Winkler v. Carolina & North Western Railway Co.

35 S.E. 621 | N.C. | 1900

When the plaintiff rested, the defendant moved for judgment as in case of nonsuit.

The court allowed the motion, holding that the railroad was not liable because its fence was upon its right of way and not along a public highway.

Plaintiff excepted and appealed. The defendant erected a barb-wire fence along its right of way. There was evidence that it was negligently erected and maintained. "In some places it was 12 inches high and from that to 30 or 35 inches from the ground to the top wire. Three strands of wire were used, and it was put so far apart that, when people crossed it, it sagged down about 12 inches in some places. The posts were old rotten cross-ties 40 or 50 feet apart." There was no top bar. The plaintiff's horse, running in his pasture, got entangled in this wire fence, and was injured, and this action is brought for damages (372) sustained. It was error in the judge to nonsuit the plaintiff.
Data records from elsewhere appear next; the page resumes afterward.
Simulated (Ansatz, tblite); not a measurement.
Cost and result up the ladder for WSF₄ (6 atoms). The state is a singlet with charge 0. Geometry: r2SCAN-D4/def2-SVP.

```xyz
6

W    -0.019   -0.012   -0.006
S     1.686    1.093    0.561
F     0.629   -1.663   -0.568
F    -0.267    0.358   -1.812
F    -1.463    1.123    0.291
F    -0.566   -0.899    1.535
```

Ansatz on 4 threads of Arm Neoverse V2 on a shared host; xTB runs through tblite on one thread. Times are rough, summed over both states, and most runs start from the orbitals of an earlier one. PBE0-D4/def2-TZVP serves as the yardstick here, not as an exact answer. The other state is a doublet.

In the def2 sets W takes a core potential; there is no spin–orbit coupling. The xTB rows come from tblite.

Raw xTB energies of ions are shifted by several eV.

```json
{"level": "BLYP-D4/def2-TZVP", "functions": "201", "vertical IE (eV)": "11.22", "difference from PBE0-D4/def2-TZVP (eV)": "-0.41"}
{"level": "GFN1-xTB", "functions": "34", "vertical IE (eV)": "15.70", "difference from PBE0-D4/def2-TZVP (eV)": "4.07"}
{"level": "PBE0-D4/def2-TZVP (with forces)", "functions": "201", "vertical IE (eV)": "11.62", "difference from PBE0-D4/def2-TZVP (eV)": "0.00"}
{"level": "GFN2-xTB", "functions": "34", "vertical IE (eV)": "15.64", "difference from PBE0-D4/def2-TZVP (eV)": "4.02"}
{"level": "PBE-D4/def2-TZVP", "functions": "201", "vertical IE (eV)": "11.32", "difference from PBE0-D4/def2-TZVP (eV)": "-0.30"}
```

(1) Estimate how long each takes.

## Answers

In Sisk v. Crump, 112 Ind. 504 (2 Am. St., 213), it is said, "The act of a land-owner in erecting upon his property along a public highway a barb-wire fence does not in itself render him liable to one who sustains an injury therefrom, but if he negligently constructs and maintains it in such a manner as to be dangerous, he is liable, for instance, for injury to an animal which is attracted by other animals, or by grass growing inside the fence, and in endeavoring to cross such defective *228 fence becomes entangled therein." The Court says the statute of that State expressly authorizes the erection of barb-wire fences, and the liability comes only from their neglected condition. To exactly the same purport isLoveland v. Gardner, 79 Cal. 317, that while the owner of land is not liable from the mere act of constructing a wire fence thereon, for damages sustained by the animals of others, yet he is bound to see that the fence is not so negligently maintained as to become a trap for them from their natural propensities of which he must take notice. The liability of the defendant in this case is that which would attach to any one else putting up a defective fence which is from its peculiar nature thereby made dangerous.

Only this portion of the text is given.